Johnson's Ethics Adviser Quit Over Protectionist Trade Plan, Letter Reveals
13:51 GMT 16.06.2022 (Updated: 15:19 GMT 28.05.2023)
Lord Geidt's resignation letter did not mention details of the plan in question, but Johnson's reply clarified that the issue was to do with the Trade Remedies Authority, a body which recommends tariffs and other measures to prevent harm to UK industries from unfair trading practices or surges in imports.
Boris Johnson's advisor on public standards has resigned over protectionist trade measures he claimed might breach the Ministerial Code of conduct.
Downing Street published Lord Christopher Geidt's
resignation letter, dated Wednesday, on Thursday afternoon.
Geidt complained that he had been "tasked to offer a view about the government's intention to consider measures which risk a deliberate and purposeful breach of the Ministerial Code."
He said the request had had placed him in an "impossible and odious position".
"The idea that a prime minister might to any degree be in the business of deliberately breaching his own code is an affront," Geidt wrote.

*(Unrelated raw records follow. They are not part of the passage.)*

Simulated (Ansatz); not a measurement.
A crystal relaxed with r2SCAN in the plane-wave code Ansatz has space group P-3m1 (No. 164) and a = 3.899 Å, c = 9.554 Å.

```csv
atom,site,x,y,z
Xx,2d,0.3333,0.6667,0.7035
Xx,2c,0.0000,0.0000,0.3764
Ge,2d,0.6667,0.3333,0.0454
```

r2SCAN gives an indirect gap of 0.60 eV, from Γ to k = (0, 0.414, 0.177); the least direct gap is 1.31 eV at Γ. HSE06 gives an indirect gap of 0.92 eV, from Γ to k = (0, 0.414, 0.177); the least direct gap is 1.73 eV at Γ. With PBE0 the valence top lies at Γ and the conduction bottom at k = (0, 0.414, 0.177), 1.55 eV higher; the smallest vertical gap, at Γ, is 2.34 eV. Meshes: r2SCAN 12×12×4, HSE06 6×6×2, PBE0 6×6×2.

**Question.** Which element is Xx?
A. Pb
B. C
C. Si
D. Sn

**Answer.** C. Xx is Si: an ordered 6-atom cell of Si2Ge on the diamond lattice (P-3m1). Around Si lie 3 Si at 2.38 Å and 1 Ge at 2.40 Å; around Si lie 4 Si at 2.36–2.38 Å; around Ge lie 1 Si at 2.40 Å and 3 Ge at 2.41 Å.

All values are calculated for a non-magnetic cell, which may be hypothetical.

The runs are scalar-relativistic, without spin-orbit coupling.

"A deliberate breach, or even an intention to do so, would be to suspend the provisions of the code to suit a political end," he said. "I can have no part in this."
Geidt's letter did not mention details of the plan in question, but Johnson's reply clarified that the issue was to do with the Trade Remedies Authority (TRA), which identifies tariffs and other measures to prevent harm to UK industries from unfair trading practices or surges in imports.
Johnson wrote back to Geidt stressing that he sought his advice "on a crucial industry, which is protected in other European countries and would suffer material harm if we do not continue to apply such tariffs."
The PM said the tariffs would be in line with UK law but might face the accusation of breaking the country's World Trade Organisation obligations.
"In seeking your advice before any decision was taken, I was looking to ensure we acted properly with due regard to the Ministerial code," he wrote.
A statement by the TRA
said the case "to which the letter appears to refer was ‘called in’ by the Government earlier this year, meaning that the Government holds full decision-making authority in relation to the case." It added that the body had already made a report on the matter to trade secretary Anne-Marie Trevelyan on June 1.
Political gossip website Guido Fawkes
ventured that the trade issue may have been steel import tariffs, which the government has maintained against TRA advice in 2021. The opposition Labour Party offered last year to support government-led legislation to protect the steel industry.
But that did not stop Labour deputy leader Angela Rayner
from seizing on Geidt's letter to accuse the government of lacking ethics and to repeat opposition demands for Johnson to be forced out.
"This prime minister has, in his own adviser's words, made a mockery of the ministerial code. He has now followed both his predecessor and the anti-corruption tsar out of the door in disgust," Rayner said. "There are now no ethics left in this Downing Street regime propped up in office by a Conservative Party mired in sleaze and totally unable to tackle the cost of living crisis facing the British people."
"This prime minister has debased standards and rigged the rules for far too long," she accused. "It is time for the Conservatives to do the right thing and remove him from office."
But following last week's failed attempt by Tory backbenchers to oust him, Johnson now has a one-year grace period before another internal leadership challenge can be mounted.
Smaller opposition party the Liberal Democrats have vowed to table a Parliamentary no-confidence motion
in Johnson — but not in the government, which would force an early general election.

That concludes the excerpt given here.